Author:
Frank McCourt
Published:
1999
Publisher:
Scribner
Number
of Pages: 368
My
Rating: 5
Summary
from GoodReads.com:
“When I look
back on my childhood I wonder how I managed to survive at all. It was, of
course, a miserable childhood: the happy childhood is hardly worth your while.
Worse than the ordinary miserable childhood is the miserable Irish childhood,
and worse yet is the miserable Irish Catholic childhood.”
So begins the
luminous memoir of Frank McCourt, born in Depression-era Brooklyn to recent
Irish immigrants and raised in the slums of Limerick, Ireland. Frank’s mother,
Angela, has no money to feed the children since Frank’s father, Malachy, rarely
works, and when he does he drinks his wages. Yet Malachy — exasperating,
irresponsible, and beguiling — does nurture in Frank an appetite for the one
thing he can provide: a story. Frank lives for his father’s tales of Cuchulain,
who saved Ireland, and of the Angel on the Seventh Step, who brings his mother
babies.
Perhaps it is
story that accounts for Frank’s survival. Wearing rags for diapers, begging a
pig’s head for Christmas dinner and gathering coal from the roadside to light a
fire, Frank endures poverty, near-starvation and the casual cruelty of
relatives and neighbors—yet lives to tell his tale with eloquence, exuberance,
and remarkable forgiveness.
Angela’s
Ashes,
imbued on every page with Frank McCourt’s astounding humor and compassion, is a
glorious book that bears all the marks of a classic.
When I think about
some of my favorite books, this one always tops the list. This is a book I have
read many times over the years and is one of the first I pick up when I feel
like rereading something.
I don’t love this
book because it’s a happy story- it’s the complete opposite of that. I don’t
read this book for the laughter- there is some but there are a lot more tears.
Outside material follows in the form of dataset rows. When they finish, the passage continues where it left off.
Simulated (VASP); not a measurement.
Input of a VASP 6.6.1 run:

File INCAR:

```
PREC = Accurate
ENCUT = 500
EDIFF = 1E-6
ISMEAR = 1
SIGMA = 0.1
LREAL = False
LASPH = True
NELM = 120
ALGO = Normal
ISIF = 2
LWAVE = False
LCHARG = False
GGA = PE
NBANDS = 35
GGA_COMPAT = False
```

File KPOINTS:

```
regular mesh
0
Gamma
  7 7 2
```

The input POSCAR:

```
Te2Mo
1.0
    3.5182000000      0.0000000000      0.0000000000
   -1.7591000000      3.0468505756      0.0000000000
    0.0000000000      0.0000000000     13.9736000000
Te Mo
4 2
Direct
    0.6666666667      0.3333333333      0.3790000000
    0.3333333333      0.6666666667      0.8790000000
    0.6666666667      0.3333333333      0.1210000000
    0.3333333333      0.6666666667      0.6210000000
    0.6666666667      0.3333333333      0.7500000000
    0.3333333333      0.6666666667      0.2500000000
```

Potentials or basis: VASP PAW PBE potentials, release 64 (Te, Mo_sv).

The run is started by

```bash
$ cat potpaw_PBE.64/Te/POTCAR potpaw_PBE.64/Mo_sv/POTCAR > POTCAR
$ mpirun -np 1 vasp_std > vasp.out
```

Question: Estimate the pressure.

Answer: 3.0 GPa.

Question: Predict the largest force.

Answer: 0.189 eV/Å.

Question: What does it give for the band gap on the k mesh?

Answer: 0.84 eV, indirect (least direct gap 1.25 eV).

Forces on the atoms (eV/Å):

I love this book because of the raw and brutal honesty Frank McCourt has in
regards to his childhood and the matter-of-fact ways he looks back at it all.
In no way is McCourt trying to gain sympathy from the reader or wanting us to
feel sorry for him. He is simply trying to tell his story. And he has quite the
story to tell.
As stated previously,
this is not a happy book. In fact, I can say it might be one of the most
depressing books I have ever read. It is even more heartbreaking because it is
true. But you shouldn’t dismiss it and forget about it because Angela’s Ashes is also fascinating,
funny, and tender. It all begins as Frank looks back on how his parents met and
were married in the Depression era, not under good circumstances. The story
continues through his childhood where he has to deal with extreme poverty, an
alcoholic father, and numerous siblings, not to mention his family’s
disadvantages due to being immigrants from Ireland.
The family goes
through a lot of suffering and bad luck in New York, so they decide to move
back to Ireland and start all over. Sadly, things don’t end up much better for
them there. McCourt takes us through the years with his siblings, mother, and
father, and reflects on all of the horrible situations they find themselves in.
He also remembers hilarious incidents from his younger years, which would make
me laugh out loud. I enjoyed that his memories were often told like a child
would remember them- simply relating what he was experiencing even if he didn’t
entirely understand it at the time.
This book is unique
and special because McCourt narrates it through the eyes of his younger self, not
reasoning or thinking about choices he made at the time but rather doing what
he had to do in order to survive. As a young child, he was forced to take care
of his siblings and fend for himself without adults around to help. He was
essentially left on his own to figure out how the world worked and how to stay
alive in it.
Overall, this book
was fascinating as it gives you a look into the life of someone growing up in a
poor Irish family during the Depression. McCourt’s writing was so strong in the
fact that he was able to show things from the point of view of a child and yet
still make it lyrical and mature. You will laugh and then you will cry, cry,
cry. Go into it with an open mind and try it out- you will be in awe of Frank
McCourt’s miserable, Irish, Catholic childhood.